Retreats are integral components of the Park Scholarships experience. The Freshman Retreat serves to welcome new scholars into the community by affording them opportunities to get to know one another, the program itself, Park Faculty Scholars and staff, and the upperclassmen who facilitate small group discussion throughout the three-day period.
“The Freshman Retreat was an amazing way to start out my four-year journey as a Park Scholar,” said Nick Mazzoleni ’18. “I gained so much from the experience – not only did I have fun participating in the various retreat activities and making new friends, but I also learned valuable information about the Park program and started building a network that will only continue to expand during my time at NC State.”

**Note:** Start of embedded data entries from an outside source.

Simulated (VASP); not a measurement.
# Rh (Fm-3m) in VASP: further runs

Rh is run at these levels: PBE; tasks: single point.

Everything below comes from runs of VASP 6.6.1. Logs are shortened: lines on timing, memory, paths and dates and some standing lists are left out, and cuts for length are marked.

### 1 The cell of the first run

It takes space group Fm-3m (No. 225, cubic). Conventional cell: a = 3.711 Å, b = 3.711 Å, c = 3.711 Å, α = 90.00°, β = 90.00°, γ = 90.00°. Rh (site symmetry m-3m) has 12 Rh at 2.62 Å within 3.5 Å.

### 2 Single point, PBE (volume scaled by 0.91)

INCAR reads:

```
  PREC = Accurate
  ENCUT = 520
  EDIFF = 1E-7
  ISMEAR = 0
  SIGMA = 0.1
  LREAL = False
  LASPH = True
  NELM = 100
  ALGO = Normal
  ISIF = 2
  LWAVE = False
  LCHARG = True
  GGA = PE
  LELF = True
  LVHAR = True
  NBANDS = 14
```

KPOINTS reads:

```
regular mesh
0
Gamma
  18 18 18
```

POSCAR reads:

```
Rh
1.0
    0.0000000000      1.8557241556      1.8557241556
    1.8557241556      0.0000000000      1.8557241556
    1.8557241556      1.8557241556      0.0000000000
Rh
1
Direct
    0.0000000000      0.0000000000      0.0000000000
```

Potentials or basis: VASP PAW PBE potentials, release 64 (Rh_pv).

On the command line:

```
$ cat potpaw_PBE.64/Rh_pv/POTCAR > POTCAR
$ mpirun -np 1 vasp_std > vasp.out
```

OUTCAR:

Nine seniors served as facilitators for the Class of 2018 Freshman Retreat. They led icebreakers, answered questions, and took part in high ropes course and low ropes team-building activities alongside the freshmen. Most significantly, they helped the new Park Scholars translate lessons learned throughout the retreat into methods for managing the challenges they could expect to encounter during their first year in college.
“I feel very fortunate to have had the chance to attend Freshman Retreat as a facilitator,” said co-head facilitator Jordan Miller ’15. “It was so fun to meet all the wonderful freshmen, and through their activities and sessions, I was reminded of just how incredible the Park program is. It was a great way to start senior year, and I feel inspired to make the most of it!”
Shortly after fall semester classes began, Miller and her classmates and Park Faculty Scholars came together for their own retreat. The Senior Retreat is a time for scholars to reconnect as a class and reflect on their past three years at NC State. Through small and large group discussions, they also consider how they will continue to cultivate their relationships with one another and with the Park Scholarships program in the years ahead.
This year, five Park alumni – Will Arrington ’08, Allison Hauser ’05, Korey Hite ’08, Joy Johnson ’07, and Isaac Owolabi ’09 – joined the Class of 2015 for their Senior Retreat. The seniors bonded and networked with these alumni during structured panel sessions as well as informally, while whitewater rafting, horseback riding, and hiking.
Emily Scotton ’15, co-chair of the Senior Retreat planning committee, said, “One of my favorite aspects of the retreat was the advice we received from these accomplished alumni about our professional and personal concerns.”
Location is a key element of Park Scholarships retreats. Holding these activities in remote locations creates a space for reflection and relationship-building without the distractions of everyday campus life. The natural beauty of the setting also contributes to the tone of the retreat. Again this year, the Freshman Retreat was held in Black Mountain, N.C., and the Senior Retreat took place in Colorado’s Rocky Mountain National Park.
Inspired by their experiences with the Freshman and Senior Retreats, this year a group of Park Scholars independently developed and executed a Park Wilderness Retreat. Erin Lineberger ’13 and Frankie Johnson ’15 pitched the idea in early spring. In an email to all current Park Scholars, they wrote, “We believe in the value of escaping our achievement-driven lives… and we have found that sometimes the ever-elusive ‘clarity’ is easiest to find when we do so.”
The retreat took the form of a beginner-friendly, five-day backpacking trip through Virginia’s Shenandoah National Park. In preparation for the early-August trip, Lineberger and Johnson – both natural resources majors – researched the park, spoke with rangers to determine the most scenic hiking routes, and coordinated logistics. Joining them on the retreat were Austin Bryan ’17, Lauren Frey ’17, Margaret Leak ’15, and Sarah Paluskiewicz ’16.
Despite a rainy first night on the trail and a few unpredictable complications along the way, the retreat’s participants had an enormously positive experience. By sharing photos and stories about their trip, they hope to generate enough interest among scholars and alumni to make the Park Wilderness Retreat an annual tradition.
“I grew stronger physically and mentally,” said Frey. “I loved hanging out with a small group of Park Scholars in a setting in which we could forget the trivial worries of daily life and instead enjoy each other’s company in nature. This wilderness retreat provided enough challenge that I felt accomplished at the end of every day while still allowing me to relax and reach a peaceful state of mind.”